There are some little gardening facts, picked up in the past that always stay with you and turn out to be really helpful …. not in a monumental way, just interesting and useful on an almost daily basis.
I learned one of these years ago at horticultural college, and it’s generally referred to as ‘pinching out’.
Pinching out, or snipping off, the growing tip of a plant results in two tiny growing points being formed, replacing the single growing point. This means that the plant becomes bushier and stronger, rather than growing upwards, and you get fare more stems.
Practically this means stronger, healthier more fruitful plants.
Simply pinch out the stem between your thumb and first fingernail to just above a pair of leaves. Thicker, tougher stems will probably need scissors.
This helpful little technique can be applied to all kinds of plants:
- it’s what gives any topiary a solid look so that crisper edges can be made,
- great for hedges, especially newly planted ones, so that they mesh together and look like a solid hedge rather than a row of plants,
- most plants grown from seed, or as cuttings need this treatment,
- autumn sown sweet peas will be nice and bushy if their tips are pinched out when they’re 4in/10cm tall,
- it works especially well for herbs, like my small basil plants grown from seed,
- or small plants that have been bought, like the mint I’m growing.

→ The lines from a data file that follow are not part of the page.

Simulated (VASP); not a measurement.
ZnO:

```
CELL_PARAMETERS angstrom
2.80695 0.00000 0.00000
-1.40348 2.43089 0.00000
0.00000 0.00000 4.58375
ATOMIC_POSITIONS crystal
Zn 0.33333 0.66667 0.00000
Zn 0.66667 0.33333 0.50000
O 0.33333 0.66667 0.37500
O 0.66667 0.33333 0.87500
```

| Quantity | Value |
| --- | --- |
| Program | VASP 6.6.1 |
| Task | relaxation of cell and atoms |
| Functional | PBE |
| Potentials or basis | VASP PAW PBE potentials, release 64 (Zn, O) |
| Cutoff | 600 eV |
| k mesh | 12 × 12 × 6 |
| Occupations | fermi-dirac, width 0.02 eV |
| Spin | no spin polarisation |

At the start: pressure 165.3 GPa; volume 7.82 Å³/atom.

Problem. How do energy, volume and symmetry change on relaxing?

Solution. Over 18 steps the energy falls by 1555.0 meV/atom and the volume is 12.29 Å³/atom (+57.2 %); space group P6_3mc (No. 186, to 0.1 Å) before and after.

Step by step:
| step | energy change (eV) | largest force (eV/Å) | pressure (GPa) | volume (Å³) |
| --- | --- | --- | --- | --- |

If you’re a bit of a plant geek, like me, you’ll be interested to know that this is all about apical dominance:
the top bud on the main stem makes auxin to minimise the growth of side-stems on the plant. Remove the main bud and the side stems can grow and compete with the main stem, voila a bushier plant is formed.
Obviously it’s to be avoided on trees and plants that need a strong main stem for vertical growth.